United States

California amends partnership apportionment rules

INSIGHT ARTICLE  | 

Effective on Jan. 1, 2019, California recently amended regulations sections 25137-1 and 17951-4 to address the apportionment and allocation of income from partnership interests owned by corporate partners. Section 25137-1 addresses unitary corporations included in a combined report that conduct business in and outside California, and which own interests in partnerships which also conduct business in and outside California. Section 17951-4 addresses nonresidents and part-year residents who own interests in partnerships that conduct business in and outside California.

Significant changes to the regulations are as follows:

  • The amendments provide for the apportionment and allocation rules to include lower-tier partnerships that are held indirectly by a corporate partner, stating that the partner is subject to the rules when holding ownership of “a partnership that itself owns an interest, directly or indirectly, in one or more other partnerships”
  • The determination of whether an item of income is apportionable business income or allocable nonbusiness income is made at the partnership level based on the trade or business of the partnership. Corporate partners conducting a business that is not considered unitary with the partnership must now treat the distributive share of business income from the partnership as from a separate trade or business of the corporate partner, not nonbusiness income
  • Clarification that the term “interest in the partnership” is determined by the partner’s “interest in profits of the partnership”
  • Nonresident partners conducting a unitary business with a partnership must apportion business income at the partner level
  • Per a regulatory hearing on Dec. 18, 2017, the following language was deleted from the final version of Reg. 17951-4(d)(1): “Revenue and Taxation Code section 17952 is not applicable in determining the source of income allocated to the nonresident taxpayer by the partnership.” This language was a hot button issue for tax practitioners at prior Interested Party Meetings (IPM) with tax practitioners objecting as the language was narrowing the application of the statute. The language was stricken since the FTB Hearing Officer concluded that that language was repetitive in that only nonbusiness income from a partnership is subject to the purview of section 17952 because business income from a partnership that conducts business within and without California is apportioned in all situations.

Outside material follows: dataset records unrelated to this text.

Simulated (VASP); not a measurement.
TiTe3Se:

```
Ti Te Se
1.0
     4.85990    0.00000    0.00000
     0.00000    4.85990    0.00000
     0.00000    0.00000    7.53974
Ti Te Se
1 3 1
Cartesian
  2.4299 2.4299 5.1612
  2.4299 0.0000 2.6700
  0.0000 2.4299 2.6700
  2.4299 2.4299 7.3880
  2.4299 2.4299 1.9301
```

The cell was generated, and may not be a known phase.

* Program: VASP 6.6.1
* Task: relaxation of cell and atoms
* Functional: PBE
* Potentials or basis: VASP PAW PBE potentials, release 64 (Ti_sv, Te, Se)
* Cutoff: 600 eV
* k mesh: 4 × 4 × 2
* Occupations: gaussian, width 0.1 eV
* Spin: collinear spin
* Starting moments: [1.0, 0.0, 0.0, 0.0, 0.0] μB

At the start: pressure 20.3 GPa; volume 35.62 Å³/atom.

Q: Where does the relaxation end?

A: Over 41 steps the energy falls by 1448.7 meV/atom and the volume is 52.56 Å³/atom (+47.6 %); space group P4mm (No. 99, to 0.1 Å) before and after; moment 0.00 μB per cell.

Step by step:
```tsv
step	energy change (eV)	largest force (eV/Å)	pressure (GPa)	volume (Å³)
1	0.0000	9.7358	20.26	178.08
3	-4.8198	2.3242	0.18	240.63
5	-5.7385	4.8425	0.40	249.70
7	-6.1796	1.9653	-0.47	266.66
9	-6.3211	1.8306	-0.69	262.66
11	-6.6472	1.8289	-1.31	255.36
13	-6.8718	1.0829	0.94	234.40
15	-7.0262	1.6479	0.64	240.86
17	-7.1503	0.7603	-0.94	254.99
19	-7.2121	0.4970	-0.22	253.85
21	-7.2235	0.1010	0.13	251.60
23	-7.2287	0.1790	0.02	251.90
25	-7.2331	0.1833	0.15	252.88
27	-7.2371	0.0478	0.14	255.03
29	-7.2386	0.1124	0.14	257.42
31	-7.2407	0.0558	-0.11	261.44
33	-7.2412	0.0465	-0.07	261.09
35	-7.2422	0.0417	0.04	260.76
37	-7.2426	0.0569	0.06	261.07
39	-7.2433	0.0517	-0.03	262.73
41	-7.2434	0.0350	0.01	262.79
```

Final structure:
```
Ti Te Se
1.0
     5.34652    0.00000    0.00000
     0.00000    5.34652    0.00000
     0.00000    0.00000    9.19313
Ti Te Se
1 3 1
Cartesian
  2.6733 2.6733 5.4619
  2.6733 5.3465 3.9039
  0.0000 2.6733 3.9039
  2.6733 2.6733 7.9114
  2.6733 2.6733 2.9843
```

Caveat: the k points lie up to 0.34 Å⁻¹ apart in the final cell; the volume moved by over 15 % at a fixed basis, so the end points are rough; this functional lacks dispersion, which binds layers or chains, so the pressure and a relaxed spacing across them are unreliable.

The initial statement of reasons provided the following background for changes to section 17951-4:

California Revenue and Taxation Code section 17952 provides that for purposes of determining income from sources within California from certain intangible property held by nonresidents or part-year residents, certain intangible property must have a business situs in California. Some taxpayers have asserted that an interest in a partnership that conducts business within and without California comes under the purview of California Revenue and Taxation Code section 17952. The regulation is being revised to explicitly provide that California Revenue and Taxation Code section 17952 does not apply with respect to an interest in a partnership that conducts business within and without California. The regulation is further revised to provide that if the partner and the partnership that conducts business within and without California are engaged in a unitary enterprise, then the rules embedded in Regulation section 25137-1 apply for purposes of determining the income from the partnership from California sources attributable to the partner.

Takeaways

The proposed amendments were first discussed by FTB staff at an IPM on Aug. 21, 2008.    Several IPMs later, and after various changes, the revised regulations were adopted effective Jan. 1, 2019. The amendments provide clarifications on how both a corporate partner and/or a nonresident partner should apportion and allocate income derived from a partnership interest. Although the previous language regarding section 17952 being not applicable has been stricken from the final amendments, a taxpayer that applies section 17952 to the distributive business income from a partnership is likely to be questioned by the FTB upon audit. Taxpayers should contact their state and local advisers to determine how the amended regulations will affect apportionment calculations.